Steve Aoki has played a key role in the evolution of dance music in the underground scene in his early days and across the world as a top touring artist. As a label head and touring artist Aoki sits down with Larry King to talk about the multi-billion dollar EDM industry and breaking DJ Barriers.
Larry King: Years ago I was a radio DJ, how did you get into all this?
Here in LA, I was djing in bars and clubs. 2003-2007 Los Angeles era was not as him as it is now. It was very much top 40 run city. There was a small underground scene playing underground music. I was kinda mixing myself in both worlds, I was playing underground events to establish my name and doing clubs and bars to make money.
Larry King: How did EDM get big? When did it burst?
The term EDM is fairly new and an American concept. Around 2011-12 was when people started using the term more. I was in Europe a lot in the summer and they don’t really use the term much there. They prefer dance music or electronic music.
Larry King: Did EDM start in vegas here? I associate it with Vegas hotels.
Vegas is definitely the city that has the money to pay the biggest DJs to keep coming back. Vegas holds strong as one of the most and influential cities.
Larry King: What burst through for you? What made Steve Aoki big?
Festivals. My first big festival was the 2007 Coachella, which was a huge platform.
Larry King: What makes a good DJ?
From day one to where I am now it’s how you connect to the audience. You’re having a conversation through music, it’s how you get everyone interacting with your music and engaging the audience.

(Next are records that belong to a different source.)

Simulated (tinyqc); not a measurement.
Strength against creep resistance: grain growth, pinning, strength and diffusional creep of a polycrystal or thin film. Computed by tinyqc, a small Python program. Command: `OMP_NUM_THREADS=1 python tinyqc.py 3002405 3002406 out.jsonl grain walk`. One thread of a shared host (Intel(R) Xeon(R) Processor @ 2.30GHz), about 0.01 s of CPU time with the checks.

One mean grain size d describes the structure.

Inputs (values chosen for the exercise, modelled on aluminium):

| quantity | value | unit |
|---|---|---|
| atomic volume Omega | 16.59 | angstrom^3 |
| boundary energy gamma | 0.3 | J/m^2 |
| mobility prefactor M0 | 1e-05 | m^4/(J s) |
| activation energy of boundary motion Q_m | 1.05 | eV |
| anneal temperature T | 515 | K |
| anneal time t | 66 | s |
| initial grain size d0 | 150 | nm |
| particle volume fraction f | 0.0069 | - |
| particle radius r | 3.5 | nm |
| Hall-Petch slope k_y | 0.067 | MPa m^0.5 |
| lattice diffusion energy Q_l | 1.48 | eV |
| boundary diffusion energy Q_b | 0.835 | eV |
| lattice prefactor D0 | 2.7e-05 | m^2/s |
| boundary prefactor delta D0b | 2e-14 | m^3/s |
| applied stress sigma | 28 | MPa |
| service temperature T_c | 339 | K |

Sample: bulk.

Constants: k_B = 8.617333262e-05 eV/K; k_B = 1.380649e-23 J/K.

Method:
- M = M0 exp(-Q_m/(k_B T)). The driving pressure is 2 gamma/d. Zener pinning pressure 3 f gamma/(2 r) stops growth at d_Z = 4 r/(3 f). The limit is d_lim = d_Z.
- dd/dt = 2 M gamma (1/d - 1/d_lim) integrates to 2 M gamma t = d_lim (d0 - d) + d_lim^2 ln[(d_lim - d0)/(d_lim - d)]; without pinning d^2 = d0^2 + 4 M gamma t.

Larry King: Steve Wynn (owner of Wynn hotel in Vegas) my old friend revealed that he pays $400,000+ per night for a DJ performance. What constitutes that price?
Economies of scale to how much the venue is making from the artist. In addition to GA tickets, people are buying bottles and celebrating whatever they want.
Larry King: At the festival, you do gimmicky things right? How did that come about?
In 2007 my first time doing Coachella was a huge deal for me. Two years later I played there again and wanted to do something special for the show so I brought in a raft that friends and audience members could surf through the crowd with. Two years later my show evolved and we wanted to do something new so we introduced throwing a cake. The whole point of it is to excite the crowd.
Larry King: Drug use at EDM events? Do EDM shows get a bad rep?
Yes, every single gathering there is some form of drug use. It’s unfortunate that dance music gets the big spotlight.
Larry King: Have you had people get hurt or die at events?
Yes, people have died and overdosed. It concerns me and I want to make sure there is education and awareness on what it means what can happen.
Larry King: Did you ever think of doing anything other than music?
For a long time no. when I was a teenager I thought following my father’s footsteps would be my route. I decided to become vegan while my father was running a steak house and I was into animal rights. I studied women studies which didn’t really make sense to my father. Did a lot of things that didn’t really make sense for me to follow in his footsteps.